So I ask you dear friend – why do you think we have this law which you are asking about, charging a non-Jew interest? We could delve into it and try to find a reason. I have some thoughts on this matter, we can discuss it. This is what learning is about. Just as Jews have been trying to find reasons for other incomprehensible laws (some which I mentioned above) and have come up with very interesting opinions as to why kosher, red heifer, etc. When we do find a plausible and possible reason for mitzvos that don’t make sense to us – it might not necessarily mean that it is G-d’s reason. But G-d does love to see us discuss and try to figure it out! Let’s see what we can come up with.

As to your remarks about the non-Jewish view of the greedy and money hungry Jew … you have sadly bought into the secular and anti-Semitic mindset of the world around you.

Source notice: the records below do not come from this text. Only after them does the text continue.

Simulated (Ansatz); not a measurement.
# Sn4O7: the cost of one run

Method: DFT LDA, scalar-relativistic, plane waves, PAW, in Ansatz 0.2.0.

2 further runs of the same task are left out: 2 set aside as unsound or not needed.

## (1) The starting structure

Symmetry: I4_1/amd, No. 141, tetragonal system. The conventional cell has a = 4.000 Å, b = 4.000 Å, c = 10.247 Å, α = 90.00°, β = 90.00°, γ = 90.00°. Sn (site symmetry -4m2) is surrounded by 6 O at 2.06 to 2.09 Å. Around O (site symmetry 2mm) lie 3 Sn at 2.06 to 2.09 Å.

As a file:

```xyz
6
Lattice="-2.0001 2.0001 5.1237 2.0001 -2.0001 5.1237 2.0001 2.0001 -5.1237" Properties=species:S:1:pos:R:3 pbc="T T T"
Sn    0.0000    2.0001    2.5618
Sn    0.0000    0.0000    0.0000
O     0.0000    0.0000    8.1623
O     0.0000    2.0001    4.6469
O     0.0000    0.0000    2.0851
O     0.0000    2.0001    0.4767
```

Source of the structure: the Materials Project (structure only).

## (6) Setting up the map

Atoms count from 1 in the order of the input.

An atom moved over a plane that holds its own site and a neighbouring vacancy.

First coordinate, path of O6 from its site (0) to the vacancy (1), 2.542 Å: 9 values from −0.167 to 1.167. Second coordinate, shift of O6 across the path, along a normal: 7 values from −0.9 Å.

It is not the Torah observant Jew who needs to be lectured about dignity and sensitivity. If you would learn the countless laws in the Torah that deal with our obligations to our fellow man, including non-Jews, to all living creatures and even to plant life and inanimate objects – you would appreciate why it is that Jews are called “compassionate, humble and doers of good deeds.” We have a heightened sense of sensitivity. You certainly know that Jews have always been in the forefront of charitable causes and great innovations for the benefit of mankind. Why is this so? Because we are Jews and we have always lived by the laws of the Torah. That is why. Even those Jews who are not necessarily Torah observant today – but their parents and grandparent were, so the Torah teachings stay with them.

Asking questions is a wonderful way to serious learning. Continue to do so.

May we do the mitzvos and learn the Torah – in the spirit of our ancestors at Sinai.